From the Executive Director

Washington Notes, September 1989

Samuel Gammon, September 1989

As our members return from summer holidays or professional incursions (libraries, archives, etc.), the September issue of this AHA house organ provides a tightly-packed bunch of information concerning noteworthy matters that engaged headquarters staff during the period between the mid-April buttoning up of the May-June issue and the August closure of this one. The tight packing is a reflection of the healthy nature of our discipline, since employment opportunity notices take up such a large fraction of our available space. In fact a quick comparison with the September 1982 issue shows just about twice as much space is now devoted to vacancy listings.

Much of the activity of the Association staff during the period under report was generated by the spring meetings of the three divisional committees—Research, Teaching, and Professional—and by the two-day meeting of the Council and its Finance Committee in May.

Although much of the business of the three divisions was forwarded to the Council for its action and is reported under that rubric (see Council News page 4), a number of other items were dispatched at the division committee level. For example, the Research Division meeting in mid-April accepted the final format of a new book prize in medieval Spanish history, earlier approved in principle by the Council. It also adjusted the terms of two other prizes and refined the criteria for awarding of the J.F. Jameson Fellowship, a joint enterprise of the Library of Congress and the Association. The new, biennial Premio del Rey has been endowed by Fr. Robert I. Burns, S.J., Loyola University, Los Angeles, who generously dedicated the awards he received from the Lull and Catalonia prizes in Spain to set up this new prize, covering Spanish history and culture A.D. 500-1516.

The Teaching Division at its late April session acted on recommendations to bring into being pamphlets on the approaching Columbian bicentenary and to select AHA representatives to meet regularly with the board of the Society for History Education.

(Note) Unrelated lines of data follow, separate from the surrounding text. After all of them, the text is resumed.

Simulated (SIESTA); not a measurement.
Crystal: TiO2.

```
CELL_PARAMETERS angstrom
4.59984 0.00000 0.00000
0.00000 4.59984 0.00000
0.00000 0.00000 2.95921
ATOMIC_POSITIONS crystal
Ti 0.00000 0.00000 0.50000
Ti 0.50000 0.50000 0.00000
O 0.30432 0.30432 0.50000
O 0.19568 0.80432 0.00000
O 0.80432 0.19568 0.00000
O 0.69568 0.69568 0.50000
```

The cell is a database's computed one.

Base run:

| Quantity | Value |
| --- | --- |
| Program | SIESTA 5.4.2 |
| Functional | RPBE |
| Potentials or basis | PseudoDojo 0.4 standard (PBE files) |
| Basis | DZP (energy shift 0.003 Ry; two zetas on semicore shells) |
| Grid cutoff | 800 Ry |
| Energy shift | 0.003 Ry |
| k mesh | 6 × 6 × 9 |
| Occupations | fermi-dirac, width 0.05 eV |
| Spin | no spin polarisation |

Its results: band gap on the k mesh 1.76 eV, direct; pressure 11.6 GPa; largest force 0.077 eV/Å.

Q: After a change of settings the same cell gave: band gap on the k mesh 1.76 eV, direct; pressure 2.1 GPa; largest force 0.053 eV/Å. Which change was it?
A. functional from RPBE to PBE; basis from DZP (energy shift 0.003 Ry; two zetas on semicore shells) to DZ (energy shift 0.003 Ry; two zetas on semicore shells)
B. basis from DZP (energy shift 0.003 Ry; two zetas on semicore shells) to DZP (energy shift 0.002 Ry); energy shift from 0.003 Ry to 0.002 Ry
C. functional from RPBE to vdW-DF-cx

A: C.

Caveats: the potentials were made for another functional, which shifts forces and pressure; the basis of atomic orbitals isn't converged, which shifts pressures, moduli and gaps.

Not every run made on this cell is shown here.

The Professional Division continued its active consideration of complaints, allege breaches of the AHA Standards of Professional Conduct. Four such cases are now active. It voted to continue reprinting the Standards annually in this publication and to encourage affiliated societies to reprint it also. The division reviewed its experience in hands-on supervision of the Cincinnati annual meeting's Job Register, suggesting certain changes. It also decided that in San Francisco this December the Job Register should experiment with the practicality of operating a small number of rented private interview rooms as well as the major gratis facility.

Association headquarters was pleased to have a visit from former AHA executive secretary Boyd C. Shafer and Mrs. Shafer in late April. Dr. Shafer, among his many, achievements as chief executive of the AHA, purchased the first part of the present headquarters building.

A solemn event engaged AHA officials in early May—the Washington memorial meeting to commemorate AHA Past-President Richard B. Morris's life of service to the profession. Many tributes were paid by the Washington-based historians to Dick Morris and affectionate anecdotes were aired in great number. His last, long labor for the AHA was the co-chairship of the joint AHA-American Political Science Association Committee overseeing our successful Project '87 for most of the preceding decade.